How we organise our cities has an impact on the environment, innovation and our pockets. International cross-city comparisons of sprawl are likely to become the norm. Recent evidence from the European Commission also suggests Cork is a bad offender when it comes to sprawl (see map).

Local governance has propelled this development over the past 50 years. The satellite town model has led to leapfrog residential development and led to problematic car dependency throughout the city-region.

The sprawl of the current footprint may cost our society (Cork) more dearly relative to other cities that are organising themselves more carefully. Current statistics using American data put the costs at more than 10,000 dollars per capita for citizens living in the worst sprawling cities versus the smartest compact cities (see table below).

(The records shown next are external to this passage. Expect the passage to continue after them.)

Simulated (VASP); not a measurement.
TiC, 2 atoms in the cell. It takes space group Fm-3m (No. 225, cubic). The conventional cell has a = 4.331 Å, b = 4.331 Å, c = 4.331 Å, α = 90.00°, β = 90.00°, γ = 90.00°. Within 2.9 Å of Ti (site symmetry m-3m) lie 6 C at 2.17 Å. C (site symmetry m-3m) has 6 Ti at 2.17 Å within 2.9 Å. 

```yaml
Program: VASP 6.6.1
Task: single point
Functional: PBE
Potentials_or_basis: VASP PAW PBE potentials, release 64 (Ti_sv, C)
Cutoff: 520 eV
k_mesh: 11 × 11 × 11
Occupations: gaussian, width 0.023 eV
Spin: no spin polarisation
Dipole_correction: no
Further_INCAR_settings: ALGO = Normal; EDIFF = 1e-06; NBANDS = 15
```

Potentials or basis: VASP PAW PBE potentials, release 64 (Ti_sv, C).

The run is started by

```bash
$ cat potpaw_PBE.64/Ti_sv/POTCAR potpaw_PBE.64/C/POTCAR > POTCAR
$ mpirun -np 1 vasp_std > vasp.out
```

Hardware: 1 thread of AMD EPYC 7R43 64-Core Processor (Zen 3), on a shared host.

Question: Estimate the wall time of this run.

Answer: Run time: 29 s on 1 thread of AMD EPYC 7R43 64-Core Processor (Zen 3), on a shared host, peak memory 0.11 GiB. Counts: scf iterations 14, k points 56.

The outcome of not tackling this problem could be a loss of innovation, a loss of economies of scale, a loss of FDI, a loss of Irish businesses and a lower standard of living as businesses and creative people will be searching for more innovative, sustainable and ultimately cheaper places to live. One of the key sources of the problem is our pro car-dependent led development model. Nearly 70 per cent of us in Cork travel to work, school or college each day by car.

The assumption I make when looking for potential solutions is that all humans are not perfect when it comes to thinking about the impact of our decisions on others. We do not wake up each day and consider other peoples interests and the sustainability of the planet is not to the forefront of our everyday thoughts. Like most of my fellow corkonians - I am car-dependent. I live in a satellite town which enabled more house and garden space for less money. I have free parking at home and at work. I have free parking in suburban shopping centres and in most places I visit. The level of city parking costs do not act to discourage my travel to the city by car. I save time going to work by car because the bus is congested in satellite town traffic, stops at a plethora of different areas (due to sprawl) and is inefficient. As a result, locating myself by a bus stop or a cycle lane did not inherently influence my choice of where I lived.